Notes to the condensed consolidated financial statements

1. Basis of preparation and accounting policies

These condensed consolidated financial statements (the "financial statements") comprise the financial results of British Telecommunications plc for the half years to 30 September 2022 and 2021 together with the balance sheet at 31 March 2022. The financial statements for the half year to 30 September 2022 have been reviewed by the auditors and their review opinion is on page 24. The financial statements have been prepared in accordance with the Disclosure Guidance and Transparency Rules sourcebook (DTR) of the Financial Conduct Authority and with UK-adopted IAS 34 'Interim Financial Reporting'. The financial statements should be read in conjunction with the Annual Report 2022 which was prepared in accordance with UK-adopted International Financial Reporting Standards (IFRS).
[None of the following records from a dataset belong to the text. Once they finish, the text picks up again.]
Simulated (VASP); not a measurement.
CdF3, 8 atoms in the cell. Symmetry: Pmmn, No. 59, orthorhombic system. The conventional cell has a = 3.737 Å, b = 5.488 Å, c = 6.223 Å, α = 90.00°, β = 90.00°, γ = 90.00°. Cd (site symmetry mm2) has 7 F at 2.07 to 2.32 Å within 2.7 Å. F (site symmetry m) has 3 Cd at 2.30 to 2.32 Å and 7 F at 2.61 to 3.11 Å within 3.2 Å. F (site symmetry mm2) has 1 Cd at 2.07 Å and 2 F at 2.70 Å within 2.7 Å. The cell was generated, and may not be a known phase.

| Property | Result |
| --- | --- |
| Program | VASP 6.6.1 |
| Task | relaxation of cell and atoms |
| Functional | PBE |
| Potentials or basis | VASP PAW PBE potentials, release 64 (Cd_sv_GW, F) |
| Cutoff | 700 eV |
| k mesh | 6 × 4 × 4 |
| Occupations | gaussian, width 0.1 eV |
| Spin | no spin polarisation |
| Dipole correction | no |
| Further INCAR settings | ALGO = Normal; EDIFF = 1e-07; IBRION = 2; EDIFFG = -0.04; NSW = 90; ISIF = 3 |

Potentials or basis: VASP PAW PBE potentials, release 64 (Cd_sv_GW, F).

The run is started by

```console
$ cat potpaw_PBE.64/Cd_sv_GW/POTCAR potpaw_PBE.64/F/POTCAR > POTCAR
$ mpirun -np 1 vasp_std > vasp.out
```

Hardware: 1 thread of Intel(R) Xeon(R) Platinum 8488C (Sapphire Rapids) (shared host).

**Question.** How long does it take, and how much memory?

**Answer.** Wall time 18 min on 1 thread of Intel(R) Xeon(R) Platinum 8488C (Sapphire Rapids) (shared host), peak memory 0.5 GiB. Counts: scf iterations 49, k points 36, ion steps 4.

The directors are satisfied that the group has adequate resources to continue in operation for a period of at least sixteen months from the date of approval of this report, notwithstanding the net current liabilities position of GBP1.0bn at 30 September 2022 (GBP0.1bn net current liabilities at 31 March 2022). Consequently, the directors consider it appropriate to adopt the going concern basis of accounting in preparing the condensed consolidated financial statements for the half year to 30 September 2022. When reaching this conclusion, the directors took into account:

-- The group's overall financial position (including trading during the year and ability to repay term debt as it matures without recourse to refinancing); and

   --      Exposure to principal risks (including severe but plausible downsides). 

At 30 September 2022, the group had cash and cash equivalents of GBP0.4bn and current asset investments of GBP2.9bn. The group also had access to committed borrowing facilities of GBP2.1bn. These facilities were undrawn at period-end and are not subject to renewal until March 2027.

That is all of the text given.